In the last four years, the launcher has been reengineered with a new hydraulic and electrical system that’s safer, more reliable, requires less upkeep. Prior to the upgrades, the MK-154 required expensive custom parts and assault amphibious vehicle crews would have to clear the air out of the hydraulic system, called “bleeding,” before it could be used.
“With the upgraded hydraulic system, the MK-154 can operate with air in the hydraulic lines and self-bleed any air out during operation of the system,” Capt. Anthony Molnar, the project officer for the MK-154 said in the statement. “This makes the new system more reliable and reduces time needed to prepare for missions.”
Other features include a backup power source, allowing the MK-154 to fire even if the AAV runs out of juice, and a new firing system lets Marines run through the firing sequence prior to loading live ordnance to make sure the circuity is safe and functioning properly.

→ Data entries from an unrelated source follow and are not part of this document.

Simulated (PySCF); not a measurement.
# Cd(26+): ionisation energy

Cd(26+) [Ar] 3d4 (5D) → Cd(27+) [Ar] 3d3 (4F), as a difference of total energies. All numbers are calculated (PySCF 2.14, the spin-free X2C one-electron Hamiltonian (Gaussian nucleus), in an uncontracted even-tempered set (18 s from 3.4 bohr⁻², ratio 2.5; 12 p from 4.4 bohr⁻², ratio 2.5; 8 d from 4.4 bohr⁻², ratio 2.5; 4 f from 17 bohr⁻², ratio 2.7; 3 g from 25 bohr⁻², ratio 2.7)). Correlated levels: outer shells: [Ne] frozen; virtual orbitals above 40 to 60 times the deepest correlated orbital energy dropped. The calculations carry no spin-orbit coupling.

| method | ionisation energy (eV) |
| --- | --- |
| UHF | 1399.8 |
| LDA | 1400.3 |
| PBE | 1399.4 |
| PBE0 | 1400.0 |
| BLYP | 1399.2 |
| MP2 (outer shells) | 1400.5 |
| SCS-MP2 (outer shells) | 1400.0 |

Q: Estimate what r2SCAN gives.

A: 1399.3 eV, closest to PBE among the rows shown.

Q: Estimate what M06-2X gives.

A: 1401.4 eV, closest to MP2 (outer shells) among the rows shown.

“The benefit of this new test box and system is that if there is a misfire during the actual employment of the demolition charges, the AAV crewman knows there is an issue with the ordnance and not the MK-154,” Molnar said. “This allows them to troubleshoot faster and safely complete their missions.”
Which is good, because the last thing you want to have to do is get out of your amtrac and walk around to see if the thing that’s supposed to clear mines is working.